Serious Writers at Work
The New York Society Library, it should be said, is not, on today's somewhat demented scale of fame, a major celebrity hangout. But it is a place where a significant number of serious writers go to work or to peruse books.
I often saw Walter Lord there when I first started to use it. The first time I met Louis Auchincloss was at the library, and that struck me as being entirely appropriate, meeting a landmark writer whose work I had greatly admired in a landmark building that might well have been the setting for one of his novels.

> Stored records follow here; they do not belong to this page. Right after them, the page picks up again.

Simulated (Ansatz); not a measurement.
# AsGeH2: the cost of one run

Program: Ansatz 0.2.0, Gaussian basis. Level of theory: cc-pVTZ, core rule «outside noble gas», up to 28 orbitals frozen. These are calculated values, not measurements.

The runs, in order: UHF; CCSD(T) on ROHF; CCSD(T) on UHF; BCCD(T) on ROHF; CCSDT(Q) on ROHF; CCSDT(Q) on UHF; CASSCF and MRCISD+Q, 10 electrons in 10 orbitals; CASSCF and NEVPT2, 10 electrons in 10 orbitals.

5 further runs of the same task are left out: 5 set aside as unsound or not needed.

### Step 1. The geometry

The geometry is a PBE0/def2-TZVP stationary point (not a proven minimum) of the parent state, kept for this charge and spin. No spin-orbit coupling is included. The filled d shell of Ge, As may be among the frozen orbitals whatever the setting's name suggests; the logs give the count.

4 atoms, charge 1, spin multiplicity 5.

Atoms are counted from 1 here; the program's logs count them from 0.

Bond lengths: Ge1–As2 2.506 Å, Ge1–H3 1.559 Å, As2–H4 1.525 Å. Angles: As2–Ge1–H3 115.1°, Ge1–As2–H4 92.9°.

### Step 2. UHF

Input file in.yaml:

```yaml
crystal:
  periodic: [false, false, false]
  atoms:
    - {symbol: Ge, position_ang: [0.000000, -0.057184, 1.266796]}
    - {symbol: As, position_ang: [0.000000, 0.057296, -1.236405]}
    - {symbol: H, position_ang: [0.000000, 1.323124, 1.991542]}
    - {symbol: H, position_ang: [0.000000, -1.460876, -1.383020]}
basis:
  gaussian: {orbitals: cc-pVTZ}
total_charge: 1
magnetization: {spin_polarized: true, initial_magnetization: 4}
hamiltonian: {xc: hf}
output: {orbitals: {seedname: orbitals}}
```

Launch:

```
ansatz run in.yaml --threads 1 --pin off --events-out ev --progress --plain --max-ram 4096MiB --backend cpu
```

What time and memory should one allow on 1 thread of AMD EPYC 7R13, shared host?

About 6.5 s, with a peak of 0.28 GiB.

I met Barbara Tuchman there for the first time as well. When I was first making the transition from daily journalism to writing books, she had been one of my role models. I approached her cautiously at first; there was a certain austerity to her. But she was very gracious with me; we went out for coffee, as I recall, but I did not, unlike the young Capote, pretend that I did not know who she was.
It is a handsome building. "Italianate brownstone," the library's own promotional brochure says. The stairs are handsome and marble. "The literary equivalent of the Frick Collection," the writer Christopher Hawtree called it. Karl Kirchwey, the poet, once wrote, "It is the city's best-kept democratic secret disguised as an aristocratic institution."
It feels and somehow smells like an old-fashioned library, with old-fashioned lighting and a wonderful, rich reading room, filled as it is by Audubon sketches. The elevator is old and, it seems to me, a bit stubborn, with a purpose and schedule of its own; it generates more of a feeling of nostalgia than reliability.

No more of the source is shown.